SIMON BOLIVAR
Simón José Antonio de la Santísima Trinidad Bolívar y Palacios[c] (24 July 1783 – 17 December 1830) was a Venezuelan statesman and military officer who led what are currently the countries of Colombia, Venezuela, Ecuador, Peru, Panama, and Bolivia to independence from the Spanish Empire. He is known colloquially as El Libertador, or the Liberator of America.
Bolívar is the preeminent symbol of Latin America and the focus of what could seem almost unrivaled posthumous attention, seen from his own times forward as a force now for liberalism or other forms of modernity, now for old regime values and authoritarianism, now for a mix of the two, with the debate over the meaning of his figure having no end in sight.

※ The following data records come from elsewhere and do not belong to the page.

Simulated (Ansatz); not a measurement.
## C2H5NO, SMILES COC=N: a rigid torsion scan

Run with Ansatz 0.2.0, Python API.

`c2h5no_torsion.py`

Robert T. Conn, Bolívar's Afterlife in the Americas
Bolívar has had an immense legacy, becoming the essential personality of Latin America. The currencies of Venezuela and Bolivia—the bolívar and boliviano respectively—are named after Bolívar. In the English-speaking world, Bolívar is known as Latin America's George Washington. He has been memorialized across the world in literature, public monuments, and historiography, and paid tribute to in the names of towns, cities, provinces, and other people. The Quinta near Santa Marta has been preserved as a museum to Bolívar and the house in which he was born was opened as a museum and archive of his papers on 5 July 1921. In 1978, UNESCO created the International Simón Bolívar Prize "to reward an activity of outstanding merit in accordance with the ideals of Simón Bolívar. In 1997, the Archive of the Liberator Simón Bolívar was inscribed by UNESCO in the Memory of the World International Register and in the Regional Register for Latin America and the Caribbean in 2011.
Initial historical evaluations of Bolívar were at first negative, consisting of criticism of his conduct of the war, execution of Piar, betrayal of Miranda, and authoritarianism.[418] These and other criticisms endure in studies of Bolívar.[419] Beginning in 1842, however, popular opinion about Bolívar in Venezuela became overwhelmingly positive and eventually became what has been described by scholars as the "cult of Bolívar", led by succeeding heads of the Venezuelan state. In 1998, President Hugo Chávez, who had made extensive use of Bolívar's image for government projects and initiatives, changed the official name of Venezuela to the Bolivarian Republic of Venezuela.[420] In Colombia, allegiance or opposition to Bolívar formed the bedrock of the Conservative and Liberal parties respectively.[421] Bolívar continued to have such a cultural influence in Colombia that in 1974 the 19th of April Movement, an insurgent leftist group that later joined an alliance thereof called the Simón Bolívar Guerrilla Coordinating Board, stole a sword [es] alleged to belong to Bolívar from his Bogotá residence.